Be direct, but also casual, and make the invitation about the thing you want to do more than about doing that thing with her.
Platonic, casual, innocent invitations to friendly acquaintances do not mix well with intense thought and planning. Acting awkwardly, nervously, or making a big deal of the invitation or event will cut against the impression you want to give-- that this is a low-key outing to see something you would both enjoy, and that you thought to invite her because you know she would enjoy the museum.
Sufficient awkwardness or other significant social missteps can be off-putting whether there is a potential romantic element or not. I have been invited to do things, in situations in which I am certain I am not being propositioned for dates, but something in the other person's affect seems off to me (they're too intense, too nervous, or they seem like they want this to happen a bit too much, etc.), and if I feel uncomfortable enough I decline.
This kind of situation comes up often when one person does have romantic intent and doesn't know how to express it well, but that isn't the only time, and it doesn't have to be the romantic angle that causes the problem. I think that making sure your invitation is viewed as definitely 100% not romantic can backfire.
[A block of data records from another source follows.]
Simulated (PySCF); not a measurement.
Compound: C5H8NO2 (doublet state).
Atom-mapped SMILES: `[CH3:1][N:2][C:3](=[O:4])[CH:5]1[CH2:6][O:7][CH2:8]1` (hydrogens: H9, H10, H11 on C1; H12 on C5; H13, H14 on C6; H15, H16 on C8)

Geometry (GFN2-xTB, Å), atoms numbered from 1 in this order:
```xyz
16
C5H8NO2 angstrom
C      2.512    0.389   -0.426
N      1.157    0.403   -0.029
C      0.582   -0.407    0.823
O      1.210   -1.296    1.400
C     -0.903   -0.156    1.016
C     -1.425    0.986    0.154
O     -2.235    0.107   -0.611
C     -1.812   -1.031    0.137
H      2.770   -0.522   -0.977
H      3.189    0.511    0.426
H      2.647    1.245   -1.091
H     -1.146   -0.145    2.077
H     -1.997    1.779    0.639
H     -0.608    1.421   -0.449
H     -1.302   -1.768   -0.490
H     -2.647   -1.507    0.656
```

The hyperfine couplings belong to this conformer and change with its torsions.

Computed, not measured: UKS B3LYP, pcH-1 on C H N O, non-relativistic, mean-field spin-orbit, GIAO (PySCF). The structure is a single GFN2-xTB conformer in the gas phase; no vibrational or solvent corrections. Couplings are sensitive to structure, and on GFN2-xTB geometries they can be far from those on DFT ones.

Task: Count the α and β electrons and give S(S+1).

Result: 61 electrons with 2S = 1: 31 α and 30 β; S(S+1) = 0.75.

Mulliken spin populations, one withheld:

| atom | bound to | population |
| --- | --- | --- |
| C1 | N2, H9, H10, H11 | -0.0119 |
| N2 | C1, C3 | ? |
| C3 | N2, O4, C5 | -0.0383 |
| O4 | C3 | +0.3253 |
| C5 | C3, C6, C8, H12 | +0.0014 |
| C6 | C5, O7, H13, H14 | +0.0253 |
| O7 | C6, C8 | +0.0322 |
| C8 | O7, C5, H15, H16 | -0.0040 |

For generalization purposes, I'll refer to visiting the museum as "the event". I would approach offering this invitation by leading with the event itself and why it is interesting (to you and to her, both), then mention firm plans to attend the event, and then invite her to accompany you if she's free.
Leading with the event and the reasons you would want to go gives a strong indication that you are interested in actually doing that thing, rather than contriving an excuse to spend time with her. By presenting the event alongside your own, already existing plans to attend you further underscore that your interest in going to the museum is unrelated to spending time with her, and is the sort of thing that you do anyways. Inviting her to come join you then shows that you both have a common interest, and that she can accompany you during your already-planned-and-going-to-happen museum trip.
There isn't any way you can guarantee that she won't misinterpret your intentions, but that's a risk that exists no matter what approach you take. But something like:
I'm going to the museum on Saturday to see [gallery/exhibition X], I've really been looking forward to seeing it. Say, I remember you mentioning that you liked [artist Y/museums in general]. If you have some time on Saturday you should come too!
If she declines for any reason, don't follow up with any pressure (that's too much for an early, casual friendship) and don't express much disappointment-- one utterance at most. Again, the point is that you are already planning on doing something you both would enjoy, and so you thought to invite her.
Your goal is to indicate that sharing your common interests is easily possible and would be pleasant, not that you are strongly interested in spending time with her, specifically, and are looking for an excuse to do so. The latter is a lot more likely to be misinterpreted, and can seem odd enough to provoke a refusal all by itself.
As for timing:
I think that the "soon" portion is off-topic here, and would be impossible for us to judge without knowing either of you and how you interact in any case. But an invitation as I've described above should be clear and casual enough that it could be extended basically any time you know someone well enough to be aware of a common interest.
Worrying about how far your relationship has progressed and when it's appropriate to ask for some specific thing isn't too unusual, but it's extremely common in romantic relationships (or relationships one person hopes are or will become romantic). The more you focus on that question, the more likely it is (in my opinion) that you will inadvertently give off signals that will be interpreted as romantic or sexual, rather than platonic.